Question

On a linear escalator running between two points $A$ and $B$, a boy takes time $t_1$, to move from $A$ to $B$, if the boy runs with a constant speed on the escalator. If the boy runs from $B$ to $A$, he takes time $t_2$ to reach $B$ from $A$. The time taken by the boy to move from $A$ to $B$ if he stands still on the escalator will be (The escalator moves from $A$ to $B$)

• A. $\frac{t_1{t}_2}{t_2-t_1}$
• B. $\frac{{2t}_1{t}_2}{t_2-t_1}$
• C. $\frac{t_1^2+t_2^2}{t_1{t}_2}$
• D. $\frac{t_1^2-t_2^2}{t_1{t}_2}$

Answer 1

The correct option is B $\frac{{2t}_1{t}_2}{t_2-t_1}$

Let the distance between A and B=$d$, Speed of boy = $u$ and speed of escalator = $v$.

Let time $t$ taken by boy if he stands still on escalator.

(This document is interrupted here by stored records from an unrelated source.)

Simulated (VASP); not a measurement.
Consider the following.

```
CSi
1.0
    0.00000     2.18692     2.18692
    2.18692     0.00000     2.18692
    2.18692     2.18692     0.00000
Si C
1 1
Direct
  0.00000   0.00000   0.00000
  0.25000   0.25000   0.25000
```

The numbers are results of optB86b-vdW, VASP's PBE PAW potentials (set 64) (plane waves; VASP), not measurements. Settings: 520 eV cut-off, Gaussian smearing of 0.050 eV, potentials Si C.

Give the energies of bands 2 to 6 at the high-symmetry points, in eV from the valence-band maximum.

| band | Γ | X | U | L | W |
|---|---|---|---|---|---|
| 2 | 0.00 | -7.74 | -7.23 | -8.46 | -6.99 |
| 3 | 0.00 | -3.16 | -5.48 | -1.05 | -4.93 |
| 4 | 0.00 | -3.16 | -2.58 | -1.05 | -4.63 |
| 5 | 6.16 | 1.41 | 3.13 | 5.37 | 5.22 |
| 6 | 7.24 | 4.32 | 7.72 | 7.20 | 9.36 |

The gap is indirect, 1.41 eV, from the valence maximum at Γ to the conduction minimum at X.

Relative speed of boy when he moves from A to B= $u+v$,

Relative speed of boy when he moves from B to A= $u-v$,

$\therefore t_1=\frac{d}{u+v}$ $\Rightarrow u+v=\frac{d}{t_1}$ ...1

$\therefore t_2=\frac{d}{u-v}$ $\Rightarrow u-v=\frac{d}{t_2}$ ...2

Subtracting equation 2 from 1, $\Rightarrow 2v=d(\frac{1}{t_1}-\frac{1}{t_2})$ $\Rightarrow \frac{d}{v}=\frac{2t_1{t}_2}{t_2-t_1}$ ....3

$\therefore t=\frac{d}{v}=\frac{2t_1{t}_2}{t_2-t_1}$